Barnes & Noble adds another Nook tablet with Samsung Galaxy Tab E

Coming fast on the heels of the Galaxy Tab S2 being released in a Nook edition, the new 9.6-inch device proves that the bookstore chain hasn't yet abandoned its digital hardware strategy yet.


It was only a few months ago that it looked like Barnes & Noble's Nook brand, comprising Android tablets and an online media store, was headed for extinction. Within a few months, Microsoft had ended its partnership with the book seller, 2014 holiday sales were disappointing, and the company filed to spin the Nook division off entirely.

But rather than ending, the Nook story has spawned a sequel thanks to its current hardware partner, Samsung. With the tablet market in the doldrums, Samsung may have calculated that rather than end its relationship with a sinking brand, it would squeeze out whatever visibility it could get for its Galaxy tablets on the shelves of the still-sizable number of B&N stores dotting the country.

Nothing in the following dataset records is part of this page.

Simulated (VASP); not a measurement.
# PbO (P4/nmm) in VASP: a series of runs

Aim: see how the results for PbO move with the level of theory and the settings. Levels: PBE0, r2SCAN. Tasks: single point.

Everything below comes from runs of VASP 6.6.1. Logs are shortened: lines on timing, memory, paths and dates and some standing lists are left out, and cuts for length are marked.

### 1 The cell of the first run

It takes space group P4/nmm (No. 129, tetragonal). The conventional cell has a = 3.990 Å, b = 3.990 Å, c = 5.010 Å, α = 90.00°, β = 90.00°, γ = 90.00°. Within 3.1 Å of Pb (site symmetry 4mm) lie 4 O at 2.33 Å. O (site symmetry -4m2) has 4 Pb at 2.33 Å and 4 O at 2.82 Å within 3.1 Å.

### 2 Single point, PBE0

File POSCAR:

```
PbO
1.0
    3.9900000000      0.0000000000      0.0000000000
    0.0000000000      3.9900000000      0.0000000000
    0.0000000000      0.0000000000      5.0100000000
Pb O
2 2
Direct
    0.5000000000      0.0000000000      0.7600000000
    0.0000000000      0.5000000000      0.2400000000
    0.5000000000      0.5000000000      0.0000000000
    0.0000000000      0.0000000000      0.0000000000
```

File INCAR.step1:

Last month, the pair unveiled the Galaxy Tab S2 Nook, a version of Samsung's thinnest and lightest tablet to date. At $399.99, however, it's definitely on the high end of the tablet price range, especially considering it's an 8-inch model, albeit one with impressive specs. Now they're back at it with a more affordable device.

The Galaxy Tab E Nook offers a bigger screen (9.6 inches), along with a more modest price tag ($249.99). That sounds great, but its specifications are equally modest, with a lower resolution display than the Tab S2 (1,280x800 compared to 2,048x1,536) as well as half the built-in storage (16GB versus 32GB). It also lacks the S2's fingerprint reader, but shares its capability to run two apps simultaneously in multi-window mode.

Just like the S2, the Tab E comes with $5 in credit to use in the Nook online store and offers three free books and three free magazines from a selection of titles. It also features "a non-slip, fabric-like material" that Barnes & Noble claims helps to provide a comfortable grip.

B&N is trying to entice buyers to grab a Nook tablet with a couple of trade-in programs. Existing Nook owners can hand in their current device and receive a $50 credit toward a new model, whereas anyone can trade in select Kindles, iPads, and Galaxy Tabs and earn anywhere from $25 to $200 towards a new Nook. Whether any of these efforts will help to boost the Nook's fortunes remains to be seen, but apparently the last chapter on the story hasn't been written quite yet.